A reality based independent journal of observation & analysis, serving the Flathead Valley & Montana since 2006. © James Conner.

11 June 2015

Flathead Electric Cooperative’s experiment in community solar

Sometime near mid-September, possibly in ceremony at solar noon, the Flathead Electric Cooperative will throw a switch sending 83 kilowatts of A.C. electricity generated at its Stillwater photovoltaic farm north of Kalispell coursing into FEC’s powerlines. The Flathead’s first experiment in community solar (NREL PDF) will have begun.

This isn’t news to most of us in the Flathead. There’s a general description of the project in the May, 2015, issue (PDF) of FEC’s newsletter, Light Reading:

A Community Solar Array, which we have branded “SUN” (Solar Utility Network), will be installed near the Stillwater Substation on Whitefish Stage Road in Kalispell, on property already owned by Flathead Electric.

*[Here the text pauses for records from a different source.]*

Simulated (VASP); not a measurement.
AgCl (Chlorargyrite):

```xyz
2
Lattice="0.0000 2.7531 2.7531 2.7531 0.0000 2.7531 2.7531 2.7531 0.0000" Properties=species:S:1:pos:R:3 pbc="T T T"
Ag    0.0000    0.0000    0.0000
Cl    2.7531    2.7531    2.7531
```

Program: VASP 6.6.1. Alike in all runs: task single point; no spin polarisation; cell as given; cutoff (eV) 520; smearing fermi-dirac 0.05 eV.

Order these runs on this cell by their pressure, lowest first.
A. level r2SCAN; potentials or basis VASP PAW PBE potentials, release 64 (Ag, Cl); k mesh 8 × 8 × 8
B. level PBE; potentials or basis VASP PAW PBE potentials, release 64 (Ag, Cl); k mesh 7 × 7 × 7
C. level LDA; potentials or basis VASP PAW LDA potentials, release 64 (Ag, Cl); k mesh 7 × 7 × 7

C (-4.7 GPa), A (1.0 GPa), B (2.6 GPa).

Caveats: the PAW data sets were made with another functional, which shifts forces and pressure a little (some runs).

It will consist of approximately 356 solar panels, which total 100kW of output. Currently, work is being done on the design of the system, along with assessments of various cost components. Soon we will be releasing participation details, but the basic premise is that the Co-op will sell sponsorship of the panels.

Each participating member’s monthly output will be metered and they will receive credit for the pro-rated amount of output on their monthly bill. This enables people to participate in solar energy without the large expense of a complete system at their location. It also works for people who don’t have the proper roof orientation or those with shading issues. Watch for the “SUN” to rise this summer!

But there’s much more information in the coop’s request for proposal (PDF, 14 MB), which is posted on the website of the Bonneville Environmental Foundation.

There’s the project’s construction schedule:

FEC_solar_schedule

And there’s the description of the south facing, 30-degree tilted, fixed photovoltaic array, which will erected on vacant land at FEC’s Stillwater substation west of the Whitefish Stage Road:

scope_of_work

Here’s the RFP’s drawing of the arrays, superimposed on a Google Earth view of the Stillwater substation:

fec_stillwater_array_730

Note that although the project’s advertised output is 100 kilowatts, that’s the direct current value. The AC output that will be fed into FEC’s powerlines is 83 kilowatts, the equivalent of a 110-horsepower diesel engine.

That 83 kW AC output occurs only when the solar rays are pretty much perpendicular to the array, which happens at meridian transit (high noon; download sunrise-sunset-transit-twilight data for the Stillwater site) a month or so on each side of the summer solstice. As the angle of the solar rays diverge from the normal, the array’s output diminishes as a function of the cosine of the angle of incidence.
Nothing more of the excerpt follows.